This is the date singles give up on dating for the year


But Christmas is still thought of as a deeply romantic time of year (Picture: Getty Images/EyeEm)

Not so long ago, we hailed the arrival of cuffing season, when singles look for someone to get cosy with during the winter months.

But now, it’s going on hiatus, as a poll has found the date singletons decide to press pause on dating until the new year.

According to Match, 11 December is the date that single people decide to wait until January to start dating again.

The holidays can fill up your calendar pretty fast, so it’s little wonder we choose to wait until party season is over to get back on the hunt for love.

Almost a third (31%) of single Brits surveyed said they find the festive season gets in the way of dating, as people are too busy catching up with friends and family, and just don’t have the time.

That doesn’t mean they give up on dating altogether, as 24% believe they’ll have more success in the new year, with 13% saying that finding a partner is top of their list of new year’s resolutions.

Another logistical challenge to holiday dating is that 16% said they’ll be visiting family over the holidays, and don’t want to fall for someone who lives far away.

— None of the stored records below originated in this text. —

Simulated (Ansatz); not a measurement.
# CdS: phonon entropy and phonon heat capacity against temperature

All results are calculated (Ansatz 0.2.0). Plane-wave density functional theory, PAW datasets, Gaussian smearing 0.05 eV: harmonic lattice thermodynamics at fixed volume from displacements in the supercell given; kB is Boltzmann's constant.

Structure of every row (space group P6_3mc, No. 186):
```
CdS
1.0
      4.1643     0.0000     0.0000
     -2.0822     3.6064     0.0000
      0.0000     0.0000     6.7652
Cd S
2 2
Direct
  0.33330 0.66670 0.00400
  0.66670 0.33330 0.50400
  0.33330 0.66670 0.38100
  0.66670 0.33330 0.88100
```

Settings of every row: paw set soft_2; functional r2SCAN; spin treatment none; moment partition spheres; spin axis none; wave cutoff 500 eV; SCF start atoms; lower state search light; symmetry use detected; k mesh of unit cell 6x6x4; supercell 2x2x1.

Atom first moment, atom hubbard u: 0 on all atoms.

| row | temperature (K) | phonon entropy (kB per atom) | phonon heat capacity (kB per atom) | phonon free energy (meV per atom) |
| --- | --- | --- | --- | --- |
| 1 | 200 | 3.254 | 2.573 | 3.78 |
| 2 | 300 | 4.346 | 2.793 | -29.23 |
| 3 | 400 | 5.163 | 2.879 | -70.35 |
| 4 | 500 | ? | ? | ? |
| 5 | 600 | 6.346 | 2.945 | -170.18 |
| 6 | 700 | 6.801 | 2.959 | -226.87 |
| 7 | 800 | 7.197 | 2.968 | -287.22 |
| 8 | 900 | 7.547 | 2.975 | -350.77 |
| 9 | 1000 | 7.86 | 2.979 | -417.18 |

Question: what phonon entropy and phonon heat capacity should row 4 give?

This is all despite the fact that 62% of singles surveyed still find Christmas the most romantic time of year – more even than Valentine’s Day – and 18% feel like the romance of the festive season is something that sparks their desire to get into a relationship in the first place.

Even though the logistics of putting yourself out there at this time of year can be a bit much, Hayley Quinn, Match’s dating expert, says it’s good to keep yourself open to meeting someone consistently throughout the year if you’d like to find a significant other.

She adds: ‘Although Christmas can feel like a huge pause for your social plans, it’s important to stay open to meeting someone during this time.

Two women hugging at Christmas tree

Many people are too busy enjoying their friends and family to have time to date right now (Picture: Getty Images)

‘Whether it’s setting aside time to reply daily to people’s messages or going on a date via an in-app video call, remember, there are still ways to date if you’re away for a few weeks over this period.’

Indeed, PR exec Katie tells us that she met her partner online through a friend during the festive season in 2019, and it didn’t take long for them to hit it off.

She recalls: ‘I remember getting messages from him on Christmas day and I had major butterflies – I knew this was something different!’

They met in person for the first time at a New Year’s Eve party at Manchester’s Warehouse Project.

‘I knew he was going to the same event,’ she says, ‘but it was such a big one I didn’t feel hopeful that we would actually meet. Then he texted me saying he was right by me.

‘I spotted him and that was it, it was like fireworks. We spent the whole night dancing and it just felt right.

‘The night ended and we went separate ways. I was due to travel back to London on New Year’s Day, but he texted me saying he wanted to see me again. I travelled to his not knowing where I was going on the train, but it still felt right. I met his parents on New Year’s Day and our three-year anniversary is next month.

‘I still get the same butterflies I did when we first met.’

It’s also important to not put pressure on yourself to meet somebody at any time of the year, Christmas or otherwise.

To anyone worried about being single-shamed by family over the holidays, Hayley says: ‘If you are met with unwanted questions about “why you’re single”, remember that you don’t have to justify yourself.

‘We are all on our own timelines and falling in love isn’t a race, it’s of course about choosing the right partner for you. Instead, you can choose to answer affirmatively that you’re enjoying single life right now or change the topic to something you are passionate about.

‘Whatever you do, don’t feel like you have to explain yourself – there’s nothing lesser about being single compared to being in a relationship.’